One moment for our next question. Our next question comes from Catherine Miller from KBW. Your line is open.
Thanks. Good morning. I just wanted to have a follow up just on the gross outlook. And I guess two questions. One is how do you know a lot of the I mean, the pipeline is built, which is so great to see. So maybe the question is how much risk do you see in that pipeline? Maybe not following through just given kind of the volatility that we're seeing in the market versus how much of that you feel like is money good and is, you know, loan commitments that will be following through for the next couple quarters. And then within that, my second question is just you talked about how a lot of your investments are in the CNI space. I'm curious how much of that pipeline is in theory versus CNI. Thanks.

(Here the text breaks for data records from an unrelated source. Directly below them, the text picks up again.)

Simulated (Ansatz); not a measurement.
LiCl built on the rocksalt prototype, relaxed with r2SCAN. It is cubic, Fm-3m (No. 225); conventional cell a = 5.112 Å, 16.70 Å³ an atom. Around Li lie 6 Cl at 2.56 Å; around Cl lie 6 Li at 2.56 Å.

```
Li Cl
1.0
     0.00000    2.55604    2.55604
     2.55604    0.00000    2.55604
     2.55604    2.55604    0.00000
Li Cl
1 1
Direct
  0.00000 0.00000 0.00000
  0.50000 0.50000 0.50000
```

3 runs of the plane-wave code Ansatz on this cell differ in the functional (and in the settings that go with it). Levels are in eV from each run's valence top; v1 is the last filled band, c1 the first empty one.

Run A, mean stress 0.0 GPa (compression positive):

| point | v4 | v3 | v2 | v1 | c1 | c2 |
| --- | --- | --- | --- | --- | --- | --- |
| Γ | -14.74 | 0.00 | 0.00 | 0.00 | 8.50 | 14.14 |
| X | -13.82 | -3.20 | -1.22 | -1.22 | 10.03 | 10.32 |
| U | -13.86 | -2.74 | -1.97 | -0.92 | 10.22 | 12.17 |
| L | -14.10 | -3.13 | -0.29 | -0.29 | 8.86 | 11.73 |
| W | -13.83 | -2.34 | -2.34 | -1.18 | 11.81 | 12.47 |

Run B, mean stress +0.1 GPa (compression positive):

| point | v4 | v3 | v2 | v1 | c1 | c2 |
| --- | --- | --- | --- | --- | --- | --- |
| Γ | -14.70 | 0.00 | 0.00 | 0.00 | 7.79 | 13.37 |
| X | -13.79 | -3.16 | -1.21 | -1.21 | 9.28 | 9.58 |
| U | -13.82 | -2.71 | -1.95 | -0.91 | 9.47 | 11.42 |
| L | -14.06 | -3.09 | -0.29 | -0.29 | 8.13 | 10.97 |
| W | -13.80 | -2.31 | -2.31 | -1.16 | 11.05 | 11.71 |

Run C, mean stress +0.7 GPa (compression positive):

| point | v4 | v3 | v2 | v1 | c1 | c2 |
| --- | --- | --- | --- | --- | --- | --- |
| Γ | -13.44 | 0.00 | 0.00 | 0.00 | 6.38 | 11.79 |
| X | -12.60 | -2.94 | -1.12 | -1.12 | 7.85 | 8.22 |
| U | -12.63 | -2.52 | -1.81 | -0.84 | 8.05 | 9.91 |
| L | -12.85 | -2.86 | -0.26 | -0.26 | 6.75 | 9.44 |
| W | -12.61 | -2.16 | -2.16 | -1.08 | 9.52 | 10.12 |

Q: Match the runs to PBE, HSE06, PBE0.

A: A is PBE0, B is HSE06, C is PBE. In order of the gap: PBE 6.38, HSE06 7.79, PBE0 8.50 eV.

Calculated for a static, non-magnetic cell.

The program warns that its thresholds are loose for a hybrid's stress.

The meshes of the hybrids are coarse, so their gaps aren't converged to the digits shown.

Yeah, just talking about the risk in that pipeline, you know, obviously the answer for me is going to be, oh, it's great. We just approved it. But I guess if you, you know, pull back the sheets a little bit, the underwriting on that business is actually better than it's ever been. You've got huge amounts of equity, whether it's 40 to 50 percent in a couple of cases. You still got good rates. And at the end of the day, it's who the sponsor is. Our team has done a great job at dealing with the cream of the crop. And so when folks were still out of the space and we got in maybe a quarter or two before the rest of them, you know, you could dictate the terms. Now, the terms you can see, they're starting to break down a little bit. When I say break down, I'm not talking about materially, you know, instead of getting 45 percent, you may get 40 percent. And so we feel really, really strongly about the type of stuff we're put on. We're not going to put stuff on that we think we're going to have to deal with later. In terms of the percentages of that pipeline, I would say it's two-thirds CNI, third degree. I don't have it in front of me, but it's somewhere in that and close to that. And, you know, you and I haven't talked about this, but my confidence is much greater in the Cree side because of all the in-migration and all the things that are going on. On the CNI side, I mean, we've seen it in revolver utilization. It's come down some. So I think, you know, I would say the risk of not getting the pull-through is higher CNI than it is Cree
right now. Yeah. But I
don't know if you agree. Yeah, I agree.
Yeah, that makes sense. Okay, great. Helpful follow-up. Thank you.
Thanks, Catherine.
Thank you. One moment for our next question. Our next question will come from the line of Gary Tanner from DA Davidson. Your line is open.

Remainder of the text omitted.